Zeljko Komsic said this in his speech he held at a ceremony that was marking the 14th anniversary of the forming of Bosnia’s Armed Forces – an army that was at the time it was put together made up of soldiers who shot at each other during the country’s 1992-95 war.

The reform that melted the three warring factions together into one state army was the most successful project in post-war Bosnia which not very many at the time believed was possible.

“The Armed Forces of Bosnia and Herzegovina are, without a doubt, the better part of our society and an indicator that reforms in Bosnia can be implemented successfully,” Komsic said at the ceremony.

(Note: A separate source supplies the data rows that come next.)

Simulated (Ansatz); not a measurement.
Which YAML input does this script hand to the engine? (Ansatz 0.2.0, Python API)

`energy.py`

“The primary purpose of the existence of the Armed Forces of Bosnia and Herzegovina is to protect the sovereignty and territorial integrity of our country. That is also the elementary prerequisite for the integration of the state in wider defence and security systems, such as NATO, under whose auspices, yet still relying on our forces, we can not only be safe but also prosperous as a state and society,” he said.

Bosnia had to submit an annual national defence program to NATO as one of the preconditions for the activation of the NATO Membership Action Program – a step toward membership. But the country’s Bosnian Serb leader and Presidency member Milorad Dodik has been vehemently against the country’s membership in the Alliance altogether.

However, his Bosniak and Bosnian Croat colleagues insisted on sending the document.

The country did not have a government for a whole year after elections because of this quarrel.

Negotiations finally ended with a recent agreement which the opposing sides interpret differently.

Citizens still do not know whether the agreement was moving the country toward membership or whether it has blocked that path completely.

In his speech, Komsic, who advocated membership, praised the Armed Forces for participating in various international peace missions and in this way “contributing to setting up and maintaining peace throughout the world.”

“At this same place last year, at the 13th anniversary of the forming of Bosnia’s Armed Forces, we spoke about the need to meet the conditions for the NATO Membership Action Plan (MAP),” he said. “A year later, we can happily say that Bosnia and Herzegovina is since December 5, 2018, within the MAP and is, in accordance with a decision by Bosnia’s Presidency, sending an annual Reform Programme to NATO which will give a new dynamic to the continuation of the NATO integration process.”

“The process we have waited years for is now unblocked, and that is surely additional encouragement for all members of Bosnia’s Armed Forces and all of the citizens of Bosnia and Herzegovina,” Komsic said.